The U.S. Ninth  Circuit Court of Appeals has affirmed a lower court’s standing order barring VidAngel, from content filtering others’ productions so as to avoid creating“ a giant loophole in copyright law.”

Analysts saw the court ruling as a win for Hollywood studios. Disney, Warner Bros. and Twentieth Century Fox had battled VidAngel in recent months over the firm’s naughty behavior, buying single copies of Hollywood films, and then purportedly “cleaning” them of pornography, nudity, and violence, and then offering them through its service to subscribers. A federal judge already had ruled this violated studio copyrights and told VidAngel to stop. The company hasn’t helped itself with the court by, at one point, defying the judge’s order.
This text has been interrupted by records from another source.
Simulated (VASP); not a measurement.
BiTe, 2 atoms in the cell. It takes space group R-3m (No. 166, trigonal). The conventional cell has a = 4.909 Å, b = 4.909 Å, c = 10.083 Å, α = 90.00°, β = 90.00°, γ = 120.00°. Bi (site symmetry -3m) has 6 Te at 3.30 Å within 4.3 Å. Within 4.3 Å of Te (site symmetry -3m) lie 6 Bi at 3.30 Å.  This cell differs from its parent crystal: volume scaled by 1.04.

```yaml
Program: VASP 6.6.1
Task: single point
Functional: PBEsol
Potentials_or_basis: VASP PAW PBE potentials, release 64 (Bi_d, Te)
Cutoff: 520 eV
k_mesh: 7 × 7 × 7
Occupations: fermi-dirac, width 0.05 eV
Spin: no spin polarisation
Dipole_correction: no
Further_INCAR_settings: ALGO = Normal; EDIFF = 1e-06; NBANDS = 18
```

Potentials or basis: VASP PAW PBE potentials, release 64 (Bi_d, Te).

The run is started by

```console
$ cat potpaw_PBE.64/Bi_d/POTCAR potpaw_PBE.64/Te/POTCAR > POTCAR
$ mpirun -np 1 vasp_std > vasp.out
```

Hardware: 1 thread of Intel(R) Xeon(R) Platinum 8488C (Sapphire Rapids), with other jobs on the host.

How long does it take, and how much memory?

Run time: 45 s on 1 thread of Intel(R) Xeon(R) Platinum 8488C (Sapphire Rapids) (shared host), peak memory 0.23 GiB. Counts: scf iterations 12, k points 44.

So what’s Hollywood’s persistent beef with versions of its works that are less racy, explosion- and gore- filled, and over all more family friendly? After all, as the online site Vox has noted, studios long have bowdlerized their own creations to appeal to wider, more lucrative audiences—and to keep out of harm’s way with occasionally powerful blue noses.

Court won’t open legal loophole

“But,”ruled federal appellate Judge Andrew D. Hurwitz in the VidAngel case, “virtually all piracy of movies originates in some way from a legitimate copy. If the mere purchase of an authorized copy alone precluded infringement liability under [copyright licensing law], , the statute would severely erode the commercial value of the public performance right in the digital context, permitting, for example, unlicensed streams which filter out only a movie’s credits.”

If VidAngel’s sanitizing of films were allowed in violation of  the Digital Millennium Copyright Act (DMCA),the court pointed out, “VidAngel’s interpretation would create a giant loophole in Copyright Law, sanctioning infringement so long as it filters some content and a copy of the work was lawfully purchased at some point.”

Family film night’s future?

So what’s the future of family movie night? I remember while growing up that  our household’s Friday nights,  the only night when  we were allowed pizza and other junk food for dinner, revolved around a movie —which was never easy to pick and prompted lots of discussion. The  movie had to be  appropriate for us kids but not annoying or boring for our parents. They suffered through a lot of kiddy movies over the years, but maybe that’s part of parenting, right?

For kids, however, there is a growing body of research indicating that excessive exposure via movies and other media to tawdry and rough content may cause harms. And while services like VidAngel may be one tech-based option, there’s another classic. It makes this sound on devices, “click.” With Hollywood suffering through one of its worst-ever summer box office seasons, studio moguls just may be more receptive (or not) to creative re-thinking about how to lure and engage the big audiences needed to support the big-dollar studio-based empires. Families once were among their key audiences, and smutty, violent pictures, whether they’re straight from comic books and sequels, may not be an E-ticket any more.